A BOOK launch without the author is a fairly unusual event understandably enough, death is just about the only thing that keeps most writers from coming along to bask in the limelight.
Patricia Avis doubtless would have enjoyed the long delayed launch party of her book Playing The Harlot on Tuesday night in the Adam Suite at the Shelbourne Hotel. Once a lover of the poet Philip Larkin, the twice married Avis, who died in 1977, was an angry young women of the 1950s and moved in a very literary circle that included Kingsley Amis, Thomas Kinsella, Sean O'Faolain and, of course, Conor Cruise O'Brien.

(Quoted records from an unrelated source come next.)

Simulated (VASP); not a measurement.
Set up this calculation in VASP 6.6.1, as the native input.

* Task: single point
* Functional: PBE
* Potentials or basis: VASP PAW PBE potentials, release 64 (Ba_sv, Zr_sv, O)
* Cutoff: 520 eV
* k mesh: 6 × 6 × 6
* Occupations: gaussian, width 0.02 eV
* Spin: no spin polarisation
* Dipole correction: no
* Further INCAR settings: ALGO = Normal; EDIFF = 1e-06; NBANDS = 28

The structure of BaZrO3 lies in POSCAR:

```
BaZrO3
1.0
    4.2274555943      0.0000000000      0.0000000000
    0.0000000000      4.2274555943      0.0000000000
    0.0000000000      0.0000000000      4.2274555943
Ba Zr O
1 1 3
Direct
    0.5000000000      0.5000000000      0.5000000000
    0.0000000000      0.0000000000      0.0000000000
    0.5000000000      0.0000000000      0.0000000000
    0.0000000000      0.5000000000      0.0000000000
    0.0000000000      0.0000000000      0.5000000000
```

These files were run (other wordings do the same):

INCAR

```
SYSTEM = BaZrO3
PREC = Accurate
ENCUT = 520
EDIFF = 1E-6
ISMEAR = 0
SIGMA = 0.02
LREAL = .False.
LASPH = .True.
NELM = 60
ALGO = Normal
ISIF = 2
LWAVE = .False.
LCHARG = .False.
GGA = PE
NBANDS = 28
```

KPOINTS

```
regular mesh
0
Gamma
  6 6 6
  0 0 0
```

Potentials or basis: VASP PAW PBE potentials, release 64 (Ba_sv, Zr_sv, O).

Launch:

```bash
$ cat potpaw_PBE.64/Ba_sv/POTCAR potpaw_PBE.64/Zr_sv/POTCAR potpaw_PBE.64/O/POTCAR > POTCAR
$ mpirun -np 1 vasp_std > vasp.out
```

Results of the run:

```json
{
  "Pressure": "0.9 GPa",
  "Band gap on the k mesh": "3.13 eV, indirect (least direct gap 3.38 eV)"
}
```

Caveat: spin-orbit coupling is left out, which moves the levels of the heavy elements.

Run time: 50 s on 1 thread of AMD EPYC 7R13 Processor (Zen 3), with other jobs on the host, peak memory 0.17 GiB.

Her second husband, the poet Richard Murphy, was at this week's launch as was her daughter Emily and many of her old friends including John Mulcahy, Anthony Cronin, Michael D Higgins, Imogen Stuart, Ben Kiely. There was much discussion about who was who in this thinly disguised roman a clef. Indeed, when the author first presented it for publication in 1963 it was turned down because the publisher rather huffily considered that "it slandered his friends." Lennie Goodings, head of Virago publishing, came from London and remarked that "book launches in Dublin are known in London publishing circles to be such fun that there's a lot of fighting in the oft ice over who gets to come.
Emily, who is a chef, arrived from her new home in South Africa via London for her mother's launch, and she brought some friends including the composer Trevor Jones, who was last here when he was writing the music for In The Name Of The Father and Duncan Kenworthy, the producer of Four Weddings And A Funeral. He was looking rather pleased with himself as all his schmoozing in Cannes had paid off he had just heard that he got the financing "a snip at £6 million" for his new movie Lawn Dogs, which he intends to shoot in the US this summer.